12 Films of Christmas 2020 (Final Part)

It’s time, ladies and gentlemen. The final part in my 12 Films of Christmas series. And honestly, it’s most likely not only for this year. While fun has been had with this series, I do feel that it’s getting a little stale. Plus, it is a little draining cranking out themed content at this rate. So consider this series retired… at least for the time being, I might get the urge to bring it back in a few years. But seeing as it’s the alleged final 12 Films of Christmas post, I thought it only appropriate to bring out the grandfather of all holiday films.

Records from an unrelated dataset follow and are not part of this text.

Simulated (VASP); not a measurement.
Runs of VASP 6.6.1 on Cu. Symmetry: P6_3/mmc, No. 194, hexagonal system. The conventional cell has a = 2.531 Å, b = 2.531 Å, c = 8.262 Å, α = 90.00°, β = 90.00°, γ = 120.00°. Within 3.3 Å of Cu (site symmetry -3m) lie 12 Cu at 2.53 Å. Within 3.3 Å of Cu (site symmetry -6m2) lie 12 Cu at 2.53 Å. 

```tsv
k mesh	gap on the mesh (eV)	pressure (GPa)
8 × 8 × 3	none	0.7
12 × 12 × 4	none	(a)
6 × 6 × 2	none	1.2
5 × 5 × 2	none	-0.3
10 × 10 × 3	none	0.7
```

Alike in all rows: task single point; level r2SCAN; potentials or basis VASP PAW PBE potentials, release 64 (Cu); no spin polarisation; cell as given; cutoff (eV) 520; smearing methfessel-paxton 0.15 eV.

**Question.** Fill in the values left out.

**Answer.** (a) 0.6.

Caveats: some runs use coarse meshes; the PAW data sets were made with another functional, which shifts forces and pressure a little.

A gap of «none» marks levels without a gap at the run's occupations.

So today we’re talking about “It’s a Wonderful Life”, the acclaimed 1946 holiday drama. It follows George (James Stewart) and the many ups and downs of his life. Yeah, it’s basically this man’s life story from child to depressed businessman. It’s a fascinating little holiday tale with sads and happies and other emotions. Now, I’ll be the first to admit that I didn’t find the story perfect. I do feel that it does drag a little at times, mainly in the first two acts. It’s not film-breaking, but it does bring it down a little for me. While I generally think George is a fascinating fella, and the story an intriguing and pretty nuanced one, I do feel that the film’s weird pacing hurts it to some degree.
But I can’t deny just how fucking good that final act is. That’s when the story truly kicks into high gear. That’s where the film really starting hitting me in the ol’ heart. The final act is perfect.
So yeah, I don’t love this as much as the rest of you… but I still think it’s really solid and I’m definitely glad I watched it.

On the twelfth day of christmas, this series it did die
But to this blog Markus he’ll never say goodbye

Merry fucking christmas, friends. Now if you’ll excuse me, I’m gonna take a few days off.

12 Films of Christmas 2020 (Part 10)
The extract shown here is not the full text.